When 17-year-old Sharif Hassanzade climbed into the ring on Feb. 28 as a finalist in France's junior super-lightweight championship bout, the native Afghan and illegal alien knew a win might be his last hope to avoid deportation when he turns 18 later this year. Now, thanks to a victorious performance in which he beat co-finalist Mehdi Nettour in a unanimous decision by the judges, Hassanzade isn't going anywhere.

Just 48 hours after Hassanzade's triumph in the final, French government officials announced that they would grant the young fighter legal residence papers. Those, in turn, will allow him to apply for naturalization on his 18th birthday so he can represent France on the international stage in the most French of all combat sports: savate, also known as la boxe française. (See pictures of boxing.)

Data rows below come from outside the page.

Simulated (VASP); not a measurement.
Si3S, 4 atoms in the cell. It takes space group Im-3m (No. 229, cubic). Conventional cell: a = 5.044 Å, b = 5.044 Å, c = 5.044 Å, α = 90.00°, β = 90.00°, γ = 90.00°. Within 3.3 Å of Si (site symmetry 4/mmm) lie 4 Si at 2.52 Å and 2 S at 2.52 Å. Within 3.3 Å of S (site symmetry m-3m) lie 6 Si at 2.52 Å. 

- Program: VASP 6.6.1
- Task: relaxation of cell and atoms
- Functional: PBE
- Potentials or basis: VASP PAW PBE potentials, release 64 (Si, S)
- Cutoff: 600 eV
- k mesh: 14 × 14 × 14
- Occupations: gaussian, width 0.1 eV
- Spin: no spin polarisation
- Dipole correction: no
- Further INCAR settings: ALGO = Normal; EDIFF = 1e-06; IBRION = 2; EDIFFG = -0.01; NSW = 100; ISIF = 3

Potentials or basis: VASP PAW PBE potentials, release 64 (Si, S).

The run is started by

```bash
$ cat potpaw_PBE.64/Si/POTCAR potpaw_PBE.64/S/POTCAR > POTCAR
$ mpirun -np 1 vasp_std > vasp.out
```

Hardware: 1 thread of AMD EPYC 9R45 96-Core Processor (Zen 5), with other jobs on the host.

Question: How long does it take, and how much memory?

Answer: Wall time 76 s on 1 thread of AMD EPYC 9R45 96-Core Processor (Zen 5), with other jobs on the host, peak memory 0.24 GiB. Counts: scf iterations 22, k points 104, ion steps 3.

"Only this sport can help me secure my future, allow me to feel freer," Hassanzade told French radio station RTL of the protection that citizenship will provide him. "I want to compete in European and World championships, representing France, and I want to sing La Marseillaise. People who know me already see me as French. They don't think I'm a nothing."

What makes Hassanzade's success so amazing, however, is how it grew from virtually nothing. The son of Afghan shepherds who fled to Pakistan in 2005, Hassanzade was 14 when his parents, determined to give their son a better, more peaceful life, paid smugglers to bring him to France in 2006. Once there, he was abandoned on the streets of Lille by the same people who were supposed to help get him settled in Europe. Despite having little money and knowing no French, the new arrival managed to communicate his dilemma with passersby, and eventually wound up in a children's refuge run by French social services in Tourcoing, near France's border with Belgium.

In addition to the French language lessons and other instruction he was given, Hassanzade was initiated into French boxing by a local social worker and savate coach, Bruno Cardoso. As well as taking the young Afghan under his wing — keeping tabs on his education and helping him with his request to obtain legal residency — Cardoso also shaped Hassanzade's raw athletic talent into the skilled boxing abilities that fueled his rapid rise.

Hard work helped, too. Hassanzade began a training regime that he still follows today: two-hour sessions six nights a week with Cardoso, supplemented by nearly ten additional hours per week of running and jumping rope on his own. The neophyte to savate — which permits blows with the feet as well as the hands — became one of its fastest-rising competitors. Less than two years after he discovered the sport, Hassanzade launched his run for the national junior crown last November, bagging his first of seven straight victories in just two rounds. (See pictures of future sporting stars.)

"He'll still need to keep up the hard work, but it's clear his rapid ascent shows he's got exceptional talent and drive," says Jean-Paul Coutelier, president of France's French Boxing Federation. "Ours is one of the few sports whose roots are traced to its creation here in 1850, and whose identity is firmly attached to wider French culture. That this young, illegal Afghan may now represent France internationally thanks to the citizenship his practice of this sport will help him obtain is really phenomenal."

It's also a contrast to the increasingly negative attitude French society has demonstrated towards immigration since conservative President Nicolas Sarkozy came to power on a pledge to battle illegal arrivals. As part of that effort, Sarkozy formed his current government with an unprecedented Ministry of Immigration and National Identity — a name opponents decry as suggesting the latter represents a threat to the former.

Earlier this year, the former head of that ministry, current Social Affairs Minister Brice Hortefeux, described his "pride" in revealing France had expelled 30,000 illegal immigrants in 2008 — a rise of nearly 29% over the previous year, surpassing the quota of 26,000 Sarkozy had set for him. Ironically, it was Hortefeux's successor, Eric Besson, who on March 2 announced that Hassanzade would be granted resident papers and could apply for naturalization. "It's significant that Sharif's victory provoked a reaction from the Minister of Immigration, not from the Minister of Sports," says Jean-Joseph Tusa, Tourcoing's Deputy Mayor for Sport.

Indeed, Tusa says, he, Cardoso, and countless residents of Tourcoing embraced Hassanzade as one of their own in part because they were horrified at how many of his fellow Afghans have been left stranded as illegals in nearby Calais since a refugee center there was closed on Sarkozy's orders in 2002. Tusa also says that the decades of economic hardship Tourcoing and other northern cities have suffered since the region's textile and coal mining industries collapsed have made residents more compassionate towards Hassanzade and those like him.

But it's taken sporting glory to get the rest of France to pay attention. "We're thrilled that this young man who has worked so hard to integrate and succeed no longer risks the expulsion he and all illegals face once they turn18," Tusa says. "But the truth is, many illegals are also fighters trying to get through each day. And no one stands to applaud them."